Brazil’s Itaú Unibanco Recommends 1-3% Bitcoin Portfolio Allocation From 2026

Key Takeaways
- Brazil and Latin America’s largest private bank and asset manager, Itaú Unibanco, has released a research note recommending clients allocate 1%-3% of their portfolios for Bitcoin investments starting next year.
- The firm has called for a measured approach, warning against timing the market, and suggesting a disciplined, long-term mindset. They argued that bitcoin’s lack of correlation with traditional assets and its ability to absorb macroeconomic shocks make it a useful diversification tool.
- BTC’s volatility has significantly affected Brazilian investors, as the real’s 15% appreciation against the dollar amplified their losses in a year that saw prices swung between the $126,000 all-time high and $80,000.

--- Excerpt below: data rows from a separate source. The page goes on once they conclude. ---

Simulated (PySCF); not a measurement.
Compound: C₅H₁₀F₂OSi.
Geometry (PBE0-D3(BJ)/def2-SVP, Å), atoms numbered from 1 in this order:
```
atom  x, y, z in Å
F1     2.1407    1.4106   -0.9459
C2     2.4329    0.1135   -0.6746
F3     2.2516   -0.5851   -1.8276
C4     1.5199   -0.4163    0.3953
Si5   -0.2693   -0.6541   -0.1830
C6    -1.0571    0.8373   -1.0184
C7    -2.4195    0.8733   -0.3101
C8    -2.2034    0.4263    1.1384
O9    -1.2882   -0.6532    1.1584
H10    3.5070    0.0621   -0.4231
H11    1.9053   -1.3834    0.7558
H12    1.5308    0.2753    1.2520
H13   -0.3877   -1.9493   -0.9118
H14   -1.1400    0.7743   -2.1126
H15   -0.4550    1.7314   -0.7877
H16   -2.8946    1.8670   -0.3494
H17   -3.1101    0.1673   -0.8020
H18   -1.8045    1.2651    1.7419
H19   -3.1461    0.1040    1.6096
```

- In September, Itaú Asset Management launched a dedicated crypto division that plans to expand its digital asset product catalogue. The firm currently offers a spot bitcoin ETF, a retirement fund with crypto exposure, and direct spot crypto trading.
Itaú Asset Management, the investment arm of Brazil’s largest private bank, Itaú Unibanco, is recommending investors allocate 1% to 3% of their portfolios in Bitcoin (BTC) from 2026. The firm manages over 1 trillion Brazilian real (BRL), roughly $185 billion, in assets for its clients.
The advice came in a year-end research note, in which the company’s head of beta strategies and responsible investments, Renato Eid, stated that bitcoin’s lack of correlation with traditional assets underscores its appeal as a complementary asset.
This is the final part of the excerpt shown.